Web-Crawler for "Food4rhino"


(Valmir) #1

Hey guys.

I was trying to create a list of all the add-on apps that exist for grasshopper in food4rhino, and since I’ve been doing some python coding lately (by creating simple things directly in Grasshopper) I thought, I might as well just write a short code, “a webcrawler” in pycharm to get the information all at once, and not manually 1 by 1.

I was looking to get, Title, Description and Link.

I was looking at this tutorial how to write a spider/webcrawler but something seems to not work, and I literally have no Idea what.
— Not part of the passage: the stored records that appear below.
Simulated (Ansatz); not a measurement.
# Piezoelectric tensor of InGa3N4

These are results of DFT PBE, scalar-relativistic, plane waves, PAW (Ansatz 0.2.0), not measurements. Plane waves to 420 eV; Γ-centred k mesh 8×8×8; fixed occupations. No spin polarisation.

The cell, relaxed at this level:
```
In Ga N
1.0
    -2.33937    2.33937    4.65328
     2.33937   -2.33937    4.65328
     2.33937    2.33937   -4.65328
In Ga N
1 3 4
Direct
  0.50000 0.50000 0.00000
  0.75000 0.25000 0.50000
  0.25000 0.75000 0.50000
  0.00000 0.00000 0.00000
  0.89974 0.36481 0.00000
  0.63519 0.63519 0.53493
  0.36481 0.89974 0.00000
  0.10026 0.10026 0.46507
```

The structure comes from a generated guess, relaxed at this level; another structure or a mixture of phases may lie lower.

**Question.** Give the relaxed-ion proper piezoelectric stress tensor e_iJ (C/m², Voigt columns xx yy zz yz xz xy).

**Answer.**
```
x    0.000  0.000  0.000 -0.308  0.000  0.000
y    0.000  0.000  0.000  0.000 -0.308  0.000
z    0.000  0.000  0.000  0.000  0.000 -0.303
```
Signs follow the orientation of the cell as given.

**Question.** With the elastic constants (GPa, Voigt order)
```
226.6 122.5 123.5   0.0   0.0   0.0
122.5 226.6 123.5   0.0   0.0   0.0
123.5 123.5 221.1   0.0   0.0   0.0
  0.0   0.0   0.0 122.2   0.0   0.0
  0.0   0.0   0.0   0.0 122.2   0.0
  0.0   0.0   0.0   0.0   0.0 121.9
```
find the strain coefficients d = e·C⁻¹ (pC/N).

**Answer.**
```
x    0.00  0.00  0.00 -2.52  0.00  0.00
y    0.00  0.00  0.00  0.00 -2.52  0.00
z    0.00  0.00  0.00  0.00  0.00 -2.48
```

here is the code, if someone can help, thanks a lot.

import requests
from bs4 import BeautifulSoup

def addons_spider(max_pages):
page = 0
while page <= max_pages:
url = “http://www.food4rhino.com/browse?searchText=&page=0%2C” + str(page)
source_code = requests.get(url)
plain_text = source_code.text
soup = BeautifulSoup(plain_text)
for link in soup.findAll(‘a’, {‘class’: ‘f4r_list_content_title’}):
href = link.get(‘href’)
print(href)
page += 1

addons_spider(5)


(Will Pearson) #5

Hey @valmirkastrati, can I ask what you want to do once you have this list of Grasshopper plug-ins?

P.S. Quick tip, formatting your code will help people to help you!